Publishing Conundrum, Help Requested

A friend and I have been bantering about the state of publishing in general (and literary and young adult publishing in particular), thereby crystallizing, for me, a bundle of questions I need to think through. First among them is, why do I want the books I write to be published? Other questions branch off that one: what do I want a publisher to provide? Who do I want to reach with my writing? Do I care about prestige and awards and recognition? My production and distribution ethos, as distinct from my artistic ethos, is based on the punk/DIY, mimeographed and stapled world of the 1970’s and 80’s. If you wanted to have a concert, you found a room and put on a concert, if you wanted to make a record, you made a record, and so too with magazines, books, and so forth. Quickly enough, sympathetic people began distribution networks, then other people smelled money and co-opted the same, but the premise was always that art was local and anyone could do it. This meant lots of people made bad art, but so what, people always make lots of bad art, some of it just has more slick packaging. So, considering this ethos, why do I send my books to publishers in the hope they will like and publish my work? Wouldn’t it make much more sense to just publish it myself and try to find a distribution network to amplify the word-of-mouth effect? This of course assumes there would be a word-of-mouth effect, that anyone gives a shit about what I do and would talk it up to someone else. I think I am arrogant enough to believe that. Ok, I’m sure I’m arrogant enough…
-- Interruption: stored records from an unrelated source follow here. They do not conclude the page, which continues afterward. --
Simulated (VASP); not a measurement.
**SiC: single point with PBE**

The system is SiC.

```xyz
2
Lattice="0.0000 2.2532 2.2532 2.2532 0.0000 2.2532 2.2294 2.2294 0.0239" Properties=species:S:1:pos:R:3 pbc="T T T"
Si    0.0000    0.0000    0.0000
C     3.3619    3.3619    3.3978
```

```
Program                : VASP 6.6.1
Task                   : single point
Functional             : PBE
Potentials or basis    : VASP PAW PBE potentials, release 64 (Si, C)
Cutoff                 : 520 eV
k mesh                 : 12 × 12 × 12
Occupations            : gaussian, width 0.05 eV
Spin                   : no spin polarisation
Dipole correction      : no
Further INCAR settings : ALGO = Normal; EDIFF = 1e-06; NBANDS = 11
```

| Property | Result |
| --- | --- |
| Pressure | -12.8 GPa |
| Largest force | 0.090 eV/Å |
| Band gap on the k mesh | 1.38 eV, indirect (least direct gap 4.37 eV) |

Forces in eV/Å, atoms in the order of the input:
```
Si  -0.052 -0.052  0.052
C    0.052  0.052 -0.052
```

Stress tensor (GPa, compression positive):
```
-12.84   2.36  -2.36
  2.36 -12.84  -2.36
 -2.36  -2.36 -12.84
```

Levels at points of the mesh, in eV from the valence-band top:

To return to the questions posed at the start of this screed:

  • Why do I want the books I write to be published? Because I like books, and think I write well enough to help shape what writing means in a small way. I write books I would like to read, and hope others might like to read them too. Is that all? Yes, that really is all.
  • What do I want a publisher to provide? Distribution. Design I can do, editing I have friends and loved ones to impinge upon, the actual printing and digitizing is simple enough these days.
  • Who do I want to reach with my writing? Friends, family, people who like to read odd things, people dissatisfied with the literary status quo.
  • Do I care about prestige and awards and recognition? No. I know many writers and other artists will think I am simply acting the tough here, pretending I don’t want something I would actually love to have… but I don’t, my view of the publishing world–of the world, period–is too jaundiced for that, I can barely accept a compliment from people I love without feeling squirrelly. The only benefit I see in awards, reviews, all the laurel leaf shit, is that it increases distribution, more people might pick up your book. The prestige machine also mangles people’s ideas of what makes good art. A bad book wins many prizes, it must be good, yes? And so people read it and their aesthetic changes as they struggle to understand why, exactly, everyone loves this piece of garbage, until they, too, come to love garbage.

All of which leads to the question I’m struggling with: why not just self publish, like Whitman and Proust and Joyce and Beatrix Potter and Twain and Sandburg and cummings and Stein and Poe and Woolf and Crane and Eggers and Blake and… well, it’s an old story. Here are reasons not to self-publish, along with my initial reaction to each reason:

  • I am not already famous, so self-publishing would not make me lots of money. (I don’t care about being famous, find it distasteful, actually, and am not enamored of money, either).
  • Self-publishing is looked down upon by most people who read literary works. (I would have no prestige. Literary snobs would be literarily snotty to me. Do I know many of these people? A few. Do I care? Not really. Sorry.)
  • I would have to be a salesman, not something I’m great at. (This is a problem. I would have to approach marketing as an art form, and make it more about distribution than profit. Fuck profit.)
  • It would lessen my chances of getting published the “regular” way. (This decision is a plunge, certainly; I am more or less consigning myself to one world or the other, it seems, unless the boundaries blur even further.)
  • I would not get invited to the right kind of parties. (I could crash them, as part of marketing-as-art. I could have my own parties, I’ve gotten good at that, as has my lovely wife. I am a party.)

That’s where I am, stuck on the question, a novel and two books of poems that I’ve half-heartedly pitched to a few places languishing on my hard drive. If anyone can help me figure this out, please comment or email me, since I can’t decide–part of me is still conditioned to think that someone else wanting to publish your work, preferably a stranger, is what renders it valuable.

CDs listened to recently, as I try to listen to all the CDs in my collection: 543) Jucifer: calling all cars on the vegas strip; 544) Van Morrison: Avalon Sunset; 545) Altan: The First Ten Years; 546) Van Morrison: Hard Nose the Highway; 546) Shane MacGowan and the Popes: The Snake; 547) Charlie Haden and Hank Jones: Come Sunday; 548) The Cars: Greatest Hits; 549) Gogol Bordello: Gypsy Punks Underdog World Strike; 550) Urge Overkill: Enter the Dragon; 551) Small Faces: Here Come The Small Faces; 552) Swell Maps: A Trip to Marineville; 553) Various: A Tribute to Curtis Mayfield.